Ebony Magazine is tinkering with the cliff’s edge. It is lapping up its last left days. One inch from chugging down the death pill. But it knows the road from hand-to-mouth is long and winding—and harrowing. So, to stave off the inevitable, it has decided to make good use of that old, but dependable, axiom—when down, kick someone already down. Self-esteem is hard to come by these days. The outfit is toast, and it knows. Last September, Newsweek reported of the vassal’s helter skelter-like panic into the savior arms of corporate White overlords. Not much seems to have come of that. Magic Johnson hopped to the rescue last month, but the deal flatlined. So, what to do in times of uncertainty? Swing for the bleachers!
The batter here is a blogger, Jam Donaldson—not unlike the butter-like spread. She runs an online machine well-oiled by the daily shenanigans our world stocks no shortage of. She seems to toe the same line many other bloggers trail—bash, bash, bash. Then bash some more. To hell with being positive! Nihilism creams my coffee good enough. And this gang knows one thing—controversy sells. Why, their whole enterprise wouldn’t mean a mannequin’s worth if there wasn’t controversy to direct (otherwise sensible) fellows from the travails of life to laughing at the latest star, celebrity, activist, politician curled up on the floor, coughing up blood from the kicks and stomps the blogger-dom have reeled their way. I would name names, but I hate to end up the next blood-spitting, ambulance-seeking victim.

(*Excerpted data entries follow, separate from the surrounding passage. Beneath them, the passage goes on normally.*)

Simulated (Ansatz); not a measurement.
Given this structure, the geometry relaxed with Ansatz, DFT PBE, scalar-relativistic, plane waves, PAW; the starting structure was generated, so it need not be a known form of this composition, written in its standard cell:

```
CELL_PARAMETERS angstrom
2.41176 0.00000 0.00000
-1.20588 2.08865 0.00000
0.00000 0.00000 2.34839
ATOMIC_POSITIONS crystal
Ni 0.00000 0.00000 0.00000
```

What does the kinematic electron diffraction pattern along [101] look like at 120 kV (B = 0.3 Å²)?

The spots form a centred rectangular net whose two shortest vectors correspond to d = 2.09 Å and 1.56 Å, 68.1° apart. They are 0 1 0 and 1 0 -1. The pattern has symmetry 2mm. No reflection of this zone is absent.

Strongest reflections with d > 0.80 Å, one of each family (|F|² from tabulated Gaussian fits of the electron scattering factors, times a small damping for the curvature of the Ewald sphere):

I caught wind of the inspiration for this short piece from the timeless Hip-Hop journalist and social critic Davey D, quick to blow the whistle on his blog. Donaldson put together a 9-paragraph homily in the February feature of Ebony. In it she is built as a liberal lioness trampling down “Black litmus tests” and arm-gear-ready to “fight for large-scale systematic reform when our communities are in shambles.” Ms. Donaldson acknowledges self-contradiction as a god-given garment fit to wear. The Black community is no monolith and ought not to be represented as such in popular press, she scrawls. Adding nothing new to the discourse of racial oppression or the pursuit of life, liberty and happiness, she finally surrenders the line sure to light off blog responses the following morning: “One day I’m like, ‘Free Mumia’ and other days I’m like, ‘That n***** probably did it.’ And I’m not afraid to admit it, and I’m not afraid to write about it.” Rimshot! And thus, the comedy routine convulses in one happy-ending.
Donaldson was applying a journalistic device known as “burying the lead.” Take unintelligible readers on a tiresome trip through the sunset and drop them off with a thunderous halt. You wonder: could Jam have scrawled the whole screed just to bury Mumia? Why not? She seems sadistic enough.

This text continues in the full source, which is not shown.